The question that bugs me is how I can get enough bandwidth between the hosts and the storage to provide the VMs with reasonable I/O performance.
You may also want to investigate whether or not a criss-cross replication setup (1A->2a, 2B->1b) is worth the complexity to you. That will spread the load across two drbd hosts and give you approximately the same fault tolerance at a slightly higher risk. (This is assuming that risk-performance tradeoff is important enough to your project.)
If all the 40 VMs start copying files at the same time that would mean that the bandwidth share for each VM would be tiny.
Would they? It's a possibility, and fun to think about, but what are the chances? You will usually run into this with backups, cron, and other scheduled [non-business load] tasks. These are far cheaper to fix with manually adjusting schedules than any other way, unless you are rolling in dough.
Would I maybe get away with 4 bonded gbit ethernet ports? Would I require fiber channel or 10gbit infrastructure?
Fuck FC, unless you want to get some out of date, used, gently broken, or no-name stuff, or at least until FCoE comes out. (You're probably better off getting unmanaged IB switches and using iSER.)
Can't say if 10GbE would even be enough, but it's probably overkill. Just add up the PCI(-whatever) bus speeds of your hosts, benchmark your current load or realistically estimate what sort of 95th percentile loads you would have across the board, multiply by that percentage, and fudge that result for SLAs and whatnot. Maybe go ahead and do some FMEA and see if losing a host or two is going to peak the others over that bandwidth. If you find that 10GbE may be necessary, a lot of mobos and SuperMicro have a better price per port for DDR IB (maybe QDR now) and that may save you some money. Again, probably overkill. Check your math. :)
Definitely use bonding. Definitely make sure you aren't going to saturate the bus that card (or cards, if you are worried about losing an entire adapter) is plugged into. If you're paranoid, get switches that can do bonding across supervisors or across physical fixed configuration switches. If you can't afford those, you may want to opt for 2Nx2N bonding-bridging. That would limit you to probably two 4-1GbE cards per host, just for your SAN, but that's probably plenty. Don't waste your money on iSCSI adapters. Just get ones with TOEs.
Don't waste your money on iSCSI adapters. Just get ones with TOEs.
Just a point of note, if your hypervisor is derived from Linux (excluding some vendors who may have hacked in support), the TOEs (TCP Offload Engine) functions are *not* supported in Linux.
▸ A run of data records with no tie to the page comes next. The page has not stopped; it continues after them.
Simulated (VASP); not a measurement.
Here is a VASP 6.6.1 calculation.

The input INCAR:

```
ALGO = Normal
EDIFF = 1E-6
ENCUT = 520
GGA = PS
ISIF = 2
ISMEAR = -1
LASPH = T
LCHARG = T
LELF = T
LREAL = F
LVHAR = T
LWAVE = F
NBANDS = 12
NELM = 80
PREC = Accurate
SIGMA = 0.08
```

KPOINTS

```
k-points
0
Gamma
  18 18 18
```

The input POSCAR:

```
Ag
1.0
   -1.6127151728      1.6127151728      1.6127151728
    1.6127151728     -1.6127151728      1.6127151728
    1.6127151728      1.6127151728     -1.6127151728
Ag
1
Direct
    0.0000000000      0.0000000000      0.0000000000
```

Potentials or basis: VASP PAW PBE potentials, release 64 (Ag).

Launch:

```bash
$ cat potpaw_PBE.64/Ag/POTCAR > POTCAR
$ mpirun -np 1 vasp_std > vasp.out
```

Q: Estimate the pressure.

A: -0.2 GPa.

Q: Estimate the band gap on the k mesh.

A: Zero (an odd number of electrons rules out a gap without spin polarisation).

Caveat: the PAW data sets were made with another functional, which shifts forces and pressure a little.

On Mon, Mar 01, 2010 at 09:34:45PM -0600, Christopher G. Stach II wrote:
----- "Dennis J." dennisml@conversis.de wrote:
What I'm aiming for as a starting point is a 3-4 host cluster with about 10 VMs on each host and a 2 system DRBD based cluster as a redundant storage backend.
That's a good idea.
The question that bugs me is how I can get enough bandwidth between the hosts and the storage to provide the VMs with reasonable I/O performance.
You may also want to investigate whether or not a criss-cross replication setup (1A->2a, 2B->1b) is worth the complexity to you. That will spread the load across two drbd hosts and give you approximately the same fault tolerance at a slightly higher risk. (This is assuming that risk-performance tradeoff is important enough to your project.)
If all the 40 VMs start copying files at the same time that would mean that the bandwidth share for each VM would be tiny.
Would they? It's a possibility, and fun to think about, but what are the chances? You will usually run into this with backups, cron, and other scheduled [non-business load] tasks. These are far cheaper to fix with manually adjusting schedules than any other way, unless you are rolling in dough.
Would I maybe get away with 4 bonded gbit ethernet ports? Would I require fiber channel or 10gbit infrastructure?
Fuck FC, unless you want to get some out of date, used, gently broken, or no-name stuff, or at least until FCoE comes out. (You're probably better off getting unmanaged IB switches and using iSER.)
Can't say if 10GbE would even be enough, but it's probably overkill.
10 Gbit Ethernet makes sense if you need over 110MB/sec throughput with sequential reads/writes with large block sizes.. that's what 1 Gbit ethernet can give you.
If we're talking about random IO, then 1 Gbit ethernet is good/enough for many environments.
Disks are the bottleneck with random IO.
-- Pasi
Pasi Kärkkäinen wrote:
10 Gbit Ethernet makes sense if you need over 110MB/sec throughput with sequential reads/writes with large block sizes.. that's what 1 Gbit ethernet can give you.
You can also bond 1Ge ports to get higher throughput. Buying an ethernet switch that supports bonded ports is quite a bit cheaper than 10Ge if you don't need to go all the way to 10G while giving substantial performance boosts.
If all the 40 VMs start copying files at the same time that would mean that the bandwidth share for each VM would be tiny.
Would they? It's a possibility, and fun to think about, but what are the
chances? You will usually run into this with backups, cron, and other scheduled [non-business load] tasks. These are far cheaper to fix with manually adjusting schedules than any other way, unless you are rolling in dough.
I have a classroom environment where every VM is always doing the same thing in step ie. formatting partitions, installing software etc.. We hit the disk like a bunch of crazy people. I'm replacing my setup with three Intel SSDs in a RAID0 with either iSCSI or ATAoE. The RAID0 will be synced to a disk based storage as backup. We'll see pretty soon how many concurrent disk based operations this setup can handle.
I'll be bonding 3 or 4 of the iSCSI box ethernet cards and then going from there to see what each of the servers in the cloud needs as far as their connection.
Grant McWilliams
Some people, when confronted with a problem, think "I know, I'll use Windows." Now they have two problems.
----- "Grant McWilliams" grantmasterflash@gmail.com wrote:
I'm replacing my setup with three Intel SSDs in a RAID0 with either iSCSI or ATAoE. The RAID0 will be synced to a disk based storage as backup. We'll see pretty soon how many concurrent disk based operations this setup can handle.
I haven't benchmarked anything like that in a while. I'm not saying that RAID 0 with 3 targets is going to be non-performant, but I would expect a parallel array to be better for random ops unless a classroom workload falls into sequential for some reason (software installation). Do you have any numbers testing this, or better, real world stats?